When Susan and Tim Hibbard bought their tiny house in West Menlo seven years ago, they were thrilled just to have a place of their own. But it was only a year or so before they realized they would have to make big changes to make it work for their family, which would in about four years include a little boy.
They dug into the 900-square-foot house as soon as they closed on it seven years ago, making some much-needed cosmetic upgrades. Even then, the house resembled a manufactured home. It wasn't factory-built, as far as the Hibbards know, but it was, in fact, moved from somewhere unknown in the 1970s.
Despite the house's dubious pedigree, the couple wanted to keep the roof line similar to what was already in place and preserve two walls of the living room that provided nice natural light. They even used an old beam from the house for a bench in the entrance and a hearth piece for the fireplace.
But they needed a lot more space. Since the house is on a small lot, and they didn't want to add a story, they had to be creative. Vaulted ceilings, high windows and skylights make the house look bigger and brighter. Built-ins are everywhere, including the dining room and a clever nook for shoes and bags next to the door to the garage.

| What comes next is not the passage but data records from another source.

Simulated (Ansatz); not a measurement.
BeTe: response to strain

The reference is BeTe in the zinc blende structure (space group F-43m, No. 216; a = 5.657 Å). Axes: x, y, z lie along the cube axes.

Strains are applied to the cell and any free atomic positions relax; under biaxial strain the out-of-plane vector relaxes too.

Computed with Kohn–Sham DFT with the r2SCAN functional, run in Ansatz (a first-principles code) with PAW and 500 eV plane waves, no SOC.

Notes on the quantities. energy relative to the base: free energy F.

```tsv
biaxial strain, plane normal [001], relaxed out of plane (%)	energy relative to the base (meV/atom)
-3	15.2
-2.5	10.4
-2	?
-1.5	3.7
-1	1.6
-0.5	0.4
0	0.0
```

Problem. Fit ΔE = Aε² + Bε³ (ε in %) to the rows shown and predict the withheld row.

The lot is only 5,000 square feet, but a usable back yard is high on their list of priorities. They moved the front door and porch forward a little to make a bit less front yard but more in the back. This also allows Tim, the resident dishwasher, a view of the neighborhood while he scrubs at the oversized, custom sink.
The floor plan is decidedly open, with opportunities for closing spaces off. A room at the back of the house includes a barn door to separate it visually and auditorally. Tim plays cello, so it's useful to have a door on the room where he keeps it. They've also found that it's a good playroom with the door open.
Just days after they moved in, a crowd came over for Thanksgiving. The adults were able to congregate in the living/dining/kitchen area while keeping tabs on the kids doing their own thing in the back.
"It's nice to look through the whole house," Tim says.
There are skylights in both bathrooms and in the garage. Plus, the garage has a glass door, so it's almost never necessary to use electric lights there during the day. High windows along the hall to the bedrooms bring even more glow.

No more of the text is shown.